Converting carbon dioxide emissions into clean fuel


Haotian Wang, a fellow at Harvard University’s Rowland Institute, and his team have recently detailed improvements they made to a system they first outlined in 2017. This system was already capable of reducing carbon dioxide into carbon monoxide, a reactant commonly used in a variety of industrial processes, but the the team has made it drastically more practical and effective.
Wang, who is slated to join Rice University as an assistant professor of chemical and biomolecular engineering, has developed a series of small reactors which help catalyze various greenhouse gases into carbon monoxide, by using single atoms of nickel. In the research paper, Wang describes his plan to connect his system to power plants or other industrial sites which emit a great deal of pollutants. Since carbon dioxide makes up about 20 percent of these pollutants, Wang hopes it could one day be pumped into his system and converted into useful chemicals when combined with clean electricity.
The old system was roughly as large as a cell phone and consisted of two electrodes in two electrolyte-filled chambers. The new system is far smaller – a mere 10-by-10 centimeter cell. It is also far more efficient; as much as four liters of carbon monoxide per hour can be emitted from this type of cell. Rather than electrodes and electrolyte-filled chambers, the new system instead relies on enormous concentrations of water vapor and carbon dioxide. Cost and scalability were the main issues with the old system, but Wang says the new system addresses these issues.
“The support we were using to anchor single nickel atoms was based on graphene, which made it difficult to scale up if you wanted to produce it at gram or even kilogram scale for practical use in the future,” says Wang. Graphene is prohibitively expensive, which is why Wang’s team made the decision to switch to carbon black instead. Carbon black is thousands of times cheaper than graphene but anchors nickel atoms almost as effectively. Positively charged nickel atoms can be absorbed into negatively charged defects in carbon black nanoparticles, resulting in an inexpensive material that is still highly selective for reduction of carbon dioxide.
According to Wang, the system currently in his laboratory can only produce several grams of carbon monoxide per batch. He claims that this is due to the synthesis equipment owned by Wang and his team; if someone utilized a larger tank instead, he speculates that “kilograms or even tons of this catalyst” could be produced.
A major issue Wang’s team encountered was that the old system only functioned in a liquid solution. The original system works by splitting water molecules into oxygen and protons in one chamber, then allowing the oxygen to leave the chamber and the protons to move into the second chamber. In the second chamber, the protons bind with carbon dioxide with the assistance of the nickel catalyst and break the carbon dioxide into carbon monoxide and water. This water is then driven back into the first chamber. However, since the only carbon dioxide capable of being reduced is that which is dissolved in water, only trace amounts of carbon dioxide would actually be reduced. According to Wang, “most of the molecules surrounding the catalyst were water.”

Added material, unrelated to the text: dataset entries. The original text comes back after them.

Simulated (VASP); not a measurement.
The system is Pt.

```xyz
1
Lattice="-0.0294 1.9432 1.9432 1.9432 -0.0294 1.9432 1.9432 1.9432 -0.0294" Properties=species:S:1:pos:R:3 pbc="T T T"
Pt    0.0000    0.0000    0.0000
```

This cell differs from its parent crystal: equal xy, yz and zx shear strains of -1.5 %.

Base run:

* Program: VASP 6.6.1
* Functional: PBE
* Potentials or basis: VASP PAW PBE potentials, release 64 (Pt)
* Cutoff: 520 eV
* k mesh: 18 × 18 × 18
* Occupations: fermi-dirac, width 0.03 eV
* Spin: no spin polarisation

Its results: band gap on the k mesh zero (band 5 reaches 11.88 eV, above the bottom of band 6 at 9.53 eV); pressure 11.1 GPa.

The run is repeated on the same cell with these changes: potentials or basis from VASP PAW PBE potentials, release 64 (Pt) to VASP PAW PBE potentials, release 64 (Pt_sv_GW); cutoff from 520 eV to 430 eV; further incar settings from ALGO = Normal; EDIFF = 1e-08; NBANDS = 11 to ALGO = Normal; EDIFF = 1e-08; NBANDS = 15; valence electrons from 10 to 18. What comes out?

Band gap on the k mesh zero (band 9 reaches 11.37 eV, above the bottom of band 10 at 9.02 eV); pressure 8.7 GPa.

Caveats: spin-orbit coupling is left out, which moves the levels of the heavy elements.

Wang’s team was unable to increase the voltage applied to nickel because that would likely cause water molecules to split instead. Thus, they eventually decided to take out the liquid water out of the system entirely and replaced it with water vapor. Since water vapor does not act as an ion conductor like liquid water does, Wang’s team can enormously increase the voltage and, in turn, the efficiency of the overall system. Ion exchange membranes take the place of the liquid water in moving ions in the chamber.
Although Wang’s team has already patched up many of the challenges faced by their original system, Wang believes that their main challenge concerns the stability of the system. The system can currently be run for tens of hours, but it has to be developed to a point where it can continuously operate for thousands of hours to have a tangible environmental or economic impact. In spite of this massive gap, Wang is confident that this goal will eventually become a reality through careful analysis of “both the carbon dioxide reaction catalyst and the water oxidation catalyst.”
In addition to their nickel-based reactor, Wang and his team have developed copper-based systems dedicated to further reducing carbon dioxide. Carbon monoxide’s value is quite low compared to other products which can be acquired through further reduction, making these copper-based catalysts more ideal to produce even more valuable products.